Boris Rogge
Multimedia Lab - Ghent University
Sint-Pietersnieuwstraat 41
B-9000 Ghent, Belgium
+32 (0)9 264 89 11
Rik Van de Walle
Multimedia Lab - Ghent University
Sint-Pietersnieuwstraat 41
B-9000 Ghent, Belgium
+32 (0)9 264 33 68


In this poster, we describe the validation process of a functional metadata (FMD) document encapsulated in an MPEG-21 digital item. The validation starts with an MPEG-21 digital item containing the functional metadata and ends with a valid functional metadata document or with a list of error codes. Since the W3C schema language does not suffice to validate all relationships within a functional metadata document, a set of extra rules is defined. These rules are implemented through the use of transformations on functional metadata documents. These transformations are implemented using XSLT.
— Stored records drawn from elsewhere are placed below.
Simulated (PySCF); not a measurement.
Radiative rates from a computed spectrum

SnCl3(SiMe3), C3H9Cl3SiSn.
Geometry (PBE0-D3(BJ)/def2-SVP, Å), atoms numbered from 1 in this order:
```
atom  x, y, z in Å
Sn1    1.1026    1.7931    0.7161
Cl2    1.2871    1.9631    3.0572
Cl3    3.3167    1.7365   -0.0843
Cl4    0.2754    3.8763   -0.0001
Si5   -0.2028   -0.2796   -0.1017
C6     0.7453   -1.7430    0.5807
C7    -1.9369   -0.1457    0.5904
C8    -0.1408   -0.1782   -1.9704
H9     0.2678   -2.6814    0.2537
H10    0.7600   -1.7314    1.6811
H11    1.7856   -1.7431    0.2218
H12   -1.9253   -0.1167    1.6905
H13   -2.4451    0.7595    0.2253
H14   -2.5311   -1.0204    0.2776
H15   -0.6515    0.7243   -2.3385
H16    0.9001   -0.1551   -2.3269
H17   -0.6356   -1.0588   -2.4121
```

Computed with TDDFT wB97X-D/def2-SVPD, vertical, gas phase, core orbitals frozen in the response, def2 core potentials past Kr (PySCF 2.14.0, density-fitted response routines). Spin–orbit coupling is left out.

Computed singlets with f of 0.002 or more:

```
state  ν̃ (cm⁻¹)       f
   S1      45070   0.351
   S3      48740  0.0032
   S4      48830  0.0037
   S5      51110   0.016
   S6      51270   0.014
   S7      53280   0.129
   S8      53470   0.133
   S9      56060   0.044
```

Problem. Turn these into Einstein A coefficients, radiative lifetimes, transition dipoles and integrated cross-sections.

MPEG-21, Functional Metadata, XSL transformations, W3C XML Schema


The need for content description in modern multimedia application has been recognized by numerous researchers. The most thorough effort in this domain is undoubtedly the Multimedia Content Description Interface, commonly known as MPEG-7 [1]. MPEG-7 offers an extensive framework for describing the content of multimedia documents. This content ranges from simple user preferences over audio sample descriptions to full featured texture description matrices. Rogge et. al. introduced the concept of Functional Metadata (FMD) in [2,3]. Whereas MPEG-7 descriptors and descriptor schemes enable the description of the multimedia content, FMD enables the description of functionality associated with this multimedia data. The functional metadata framework provides a method for defining functionality through the use of XML-based descriptors. A set of FMD definitions is grouped into an MPEG-21 Digital Item [4] thus enabling the coupling between multimedia data (resources), content description data (MPEG-7 descriptors and descriptor schemes) and functional metadata.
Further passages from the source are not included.